[Grovenet] What makes a city livable? Was: ACTION ALERT: Call for Measure 37 Suspension & Hearings

David Morelli jo.david at verizon.net
Thu Dec 14 22:02:21 PST 2006


On Dec 14, 2006, at 7:53 AM, Ron D'Eau Claire wrote:

> David wrote:
>
> Saying that we are dependent upon China is like saying that we are  
> dependent upon Columbia.  It is true, but it is not desirable.
>
> ------------------------------
>
> Isn't that the old "globalization" vs. "non-globalization" issue?
>
> Is China responsible for our heavy dependency upon them for  
> manufactured goods?
>
> Is Columbia responsible for our heavy dependency upon them for  
> cocaine?
>
> Moral issues aside, those both sound like good examples of  
> "American-style" capitalism at work. Find a need, fill the need,  
> and look for ways to expand the need to make the market grow,  
> whether it's computers, HDTVs or "nose candy".
>
> I agree the globalization is not good for nationalism. It does  
> threaten the USA's self-appointed position as the world's remaining  
> superpower.
>
> Ron D'Eau Claire


Ron,

Moral issues don't move aside.  People choose to ignore moral issues.
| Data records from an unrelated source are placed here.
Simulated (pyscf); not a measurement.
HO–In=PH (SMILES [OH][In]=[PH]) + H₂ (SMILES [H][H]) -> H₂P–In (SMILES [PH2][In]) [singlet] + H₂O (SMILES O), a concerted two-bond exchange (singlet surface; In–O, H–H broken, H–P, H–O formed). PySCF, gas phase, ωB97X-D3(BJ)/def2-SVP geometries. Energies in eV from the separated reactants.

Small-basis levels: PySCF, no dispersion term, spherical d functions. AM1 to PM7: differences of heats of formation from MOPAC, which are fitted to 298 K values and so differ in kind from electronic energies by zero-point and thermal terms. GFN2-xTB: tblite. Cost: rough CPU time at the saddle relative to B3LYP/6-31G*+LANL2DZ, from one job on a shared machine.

Don't limit it to a question of "globalization" vs "non- 
globalization".  The basic question to me is, "is economic utility  
the final arbitrator of our actions?"  Communists and Capitalists  
both see economics as the moral yardstick for measuring all actions.   
I disagree.  Economics only deals with the study of economic goods,  
so economic theory can only describe economic values.  Economic  
theory ignores the rest of the non-economic world.  That is not a  
flaw in economic, it is a recognition that economic theory has  
limited applicability.  The flaw comes when people insist that  
economics is sufficient and complete as a human standard of action.   
That is like saying that physics or mathematics can describe and  
measure love or poetry.

Economics is appropriate in its sphere.  Science is appropriate in  
its sphere.  Philosophy is appropriate in its sphere.

American-style capitalism is still capitalism.  It is amoral.  It  
doesn't care if the slave is a human, it doesn't care of the  
prostitute is human, it doesn't care if the unemployed worker is  
human.  We are human, it is our job to care, because we are more than  
economic entities.  That may be part of my objection to the legal  
fiction that corporations are "legal persons".  Corporations are  
strictly economic entities, and corporations cannot respond to the  
non-economic realities of the world.  That makes them sub-human, and  
they should be subservient to human needs, not superior.

As to our dependency upon China, that is due to a variety of reasons,  
one of which is the relative devaluation of the Chinese currency  
relative to the American currency.  Since that is an economic issue,  
it deserves an economic answer based upon economic theory.  The  
dollar should be devaluated relative to the Chines yuan and the  
devaluation should be sufficient to roughly balance the economic  
actions between the two trading partners.

The economic rationale is pretty straightforward.  Chinese people are  
paid in yuan, while Americans are paid in dollars.  The free market  
will place the exchange rate at a value where Chinese spend the  
dollars they receive in trade by purchasing American products, and  
Americans spend the yuan they receive in trade by purchasing Chinese  
products.  If either side generates a surplus of foreign currency the  
desirability of holding money that you cannot spend should cause a  
decline until a dynamic balance is reestablished.  Not national  
politics, just macro economic theory.  If we had a world wide  
currency the situation would be a bit different, but we don't have an  
international currency.  The dollar is a national currency that is  
circulated world wide, which is different.